Telstra (ASX:TLS) has confirmed its decision to cut 472 jobs in an effort to automate operations and better compete with software-based communications firms. The company aims to achieve cost savings of approximately $500 million as part of its T25 strategy, which involves an overhaul of its operations and a review of its workforce.
The majority of the job cuts are expected to be in Telstra’s enterprise division, which handles data, connectivity, and network services and is responsible for negotiating major contracts with corporate clients. Telstra plans to use digitisation, automation, and technology to increase efficiency and improve its competitive position.
A spokesperson for Telstra stated that the job losses would primarily affect divisions dealing with legacy products and services. The company does not intend to eliminate jobs in consumer service teams that directly interact with customers in stores or over the phone.
Negotiations with affected employees will take place over the next two weeks and may involve both forced and voluntary redundancies. Telstra has also indicated that some individuals affected by the cuts may be offered positions in other areas of the company.
Telstra has been facing declining revenues from traditional telecommunications services as it faces heightened competition from software companies like Cisco Systems and Juniper Networks, which offer software-defined wide area network (SD-WAN) services. These services enable businesses to manage their data through cloud-based networks, often at lower costs.
According to Morgan Stanley analysts, traditional telecommunications services are ill-equipped to handle the demands of remote working and mobile-based applications. While incumbent telecommunications companies have formed partnerships with SD-WAN providers, many businesses prefer to negotiate directly with them, bypassing traditional telecommunication providers.
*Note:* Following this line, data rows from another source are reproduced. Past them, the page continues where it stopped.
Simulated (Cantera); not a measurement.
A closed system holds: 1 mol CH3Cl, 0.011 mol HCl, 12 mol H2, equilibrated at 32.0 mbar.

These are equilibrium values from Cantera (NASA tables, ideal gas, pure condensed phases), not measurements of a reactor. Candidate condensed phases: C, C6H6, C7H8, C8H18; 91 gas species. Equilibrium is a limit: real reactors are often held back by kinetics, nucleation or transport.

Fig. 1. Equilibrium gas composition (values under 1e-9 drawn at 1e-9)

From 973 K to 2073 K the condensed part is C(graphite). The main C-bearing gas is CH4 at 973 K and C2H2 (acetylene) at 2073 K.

Telstra’s data and connectivity business, which generates approximately $900 million in revenues, has experienced an estimated annual decline of 10%. However, Morgan Stanley remains optimistic about the outlook for Telstra’s mobile and infrastructure businesses.
Telstra CEO Vicki Brady acknowledged the challenges faced by the company’s enterprise business in February, emphasising the need to address disruption. Telstra has been repricing plans and focusing on retaining customers at risk of contract non-renewal. Nonetheless, revenues in the enterprise division have continued to slide.
Telstra will report its annual results on August 17. The company plans to optimise its work processes and enhance customer experiences through the proposed changes, emphasising that the goal is not solely to reduce jobs.